By renaming its foundation after Alfred Landecker, the Reimann family is bringing back one name from the millions killed by the Nazis. But it is also explicitly linking the memory of crimes past to today's fight to preserve the values of liberal democracy.
"What we can learn from history and how we can learn from history is at the core of this foundation," said Norbert Frei, chairman of its academic advisory council. A respected German historian at Jena University, he has led investigations into the Nazi pasts of other companies, including Bertelsmann.
"This is not just about researching and remembering the past," he added. "It's about stabilising and maintaining democracy today."
Harf, JAB's chairman, agrees. He said he had recently read The Order of the Day, a historic novella by Éric Vuillard set in the years before World War II. One scene takes place in February 1933, when Hitler and the president of the Reichstag encourage 24 German industrialists to donate to the Nazi party. The businessmen — representing companies that are still prominent German corporate names, like Siemens, Bayer and Allianz — duly open their wallets.

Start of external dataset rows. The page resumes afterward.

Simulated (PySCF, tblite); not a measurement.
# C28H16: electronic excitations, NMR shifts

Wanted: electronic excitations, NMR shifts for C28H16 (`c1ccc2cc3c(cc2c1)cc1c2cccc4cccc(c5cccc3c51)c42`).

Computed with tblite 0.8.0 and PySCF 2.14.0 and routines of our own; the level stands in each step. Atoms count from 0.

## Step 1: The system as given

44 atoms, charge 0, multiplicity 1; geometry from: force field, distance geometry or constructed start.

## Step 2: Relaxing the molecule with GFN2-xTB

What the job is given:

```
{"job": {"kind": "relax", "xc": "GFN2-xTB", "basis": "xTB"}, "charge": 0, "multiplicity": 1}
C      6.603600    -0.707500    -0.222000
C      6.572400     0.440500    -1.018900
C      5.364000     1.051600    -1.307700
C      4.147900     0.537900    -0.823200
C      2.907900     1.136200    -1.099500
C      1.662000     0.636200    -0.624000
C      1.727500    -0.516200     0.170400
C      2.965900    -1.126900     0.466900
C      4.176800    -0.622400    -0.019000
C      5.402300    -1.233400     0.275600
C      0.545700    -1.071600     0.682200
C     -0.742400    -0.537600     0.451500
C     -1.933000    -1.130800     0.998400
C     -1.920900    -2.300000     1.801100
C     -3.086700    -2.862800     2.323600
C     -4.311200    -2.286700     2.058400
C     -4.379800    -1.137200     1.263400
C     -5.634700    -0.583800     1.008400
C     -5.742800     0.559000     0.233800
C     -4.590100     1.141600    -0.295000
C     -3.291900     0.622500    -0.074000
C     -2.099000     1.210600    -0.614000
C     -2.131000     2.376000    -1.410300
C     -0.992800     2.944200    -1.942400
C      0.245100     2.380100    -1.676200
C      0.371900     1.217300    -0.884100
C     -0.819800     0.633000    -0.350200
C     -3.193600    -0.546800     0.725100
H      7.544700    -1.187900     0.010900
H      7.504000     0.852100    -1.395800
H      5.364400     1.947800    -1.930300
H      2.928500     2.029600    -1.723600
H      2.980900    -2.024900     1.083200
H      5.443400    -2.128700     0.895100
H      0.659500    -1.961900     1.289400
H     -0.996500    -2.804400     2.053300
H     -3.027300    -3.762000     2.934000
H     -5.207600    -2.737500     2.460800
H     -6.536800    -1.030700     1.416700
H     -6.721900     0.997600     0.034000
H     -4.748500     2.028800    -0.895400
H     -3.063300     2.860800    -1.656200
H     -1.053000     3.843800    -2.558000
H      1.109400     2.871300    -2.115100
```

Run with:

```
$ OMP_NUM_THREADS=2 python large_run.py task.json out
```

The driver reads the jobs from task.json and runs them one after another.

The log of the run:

Harf said it made him think that not enough voices in business were speaking up against the re-emergence of nationalism and populism in Europe and the United States. Every time business leaders make decisions, he said, they should ask, "What does this mean for our children? What does it mean for the future?"
"In history, businesses have enabled populists," he added. "We mustn't make the same mistake today." Then he quoted the Holocaust survivor Simon Wiesenthal: "For evil to flourish, it only requires good men to do nothing."
He added, "As the successors and descendants of people who committed horrendous acts, it is vital that our generation accepts what has happened, that we do whatever we can to bring tolerance and equality to the communities in which we live, and to ensure that the actions of Albert Reimann Sr. and Albert Reimann Jr. are a part of history which is never repeated."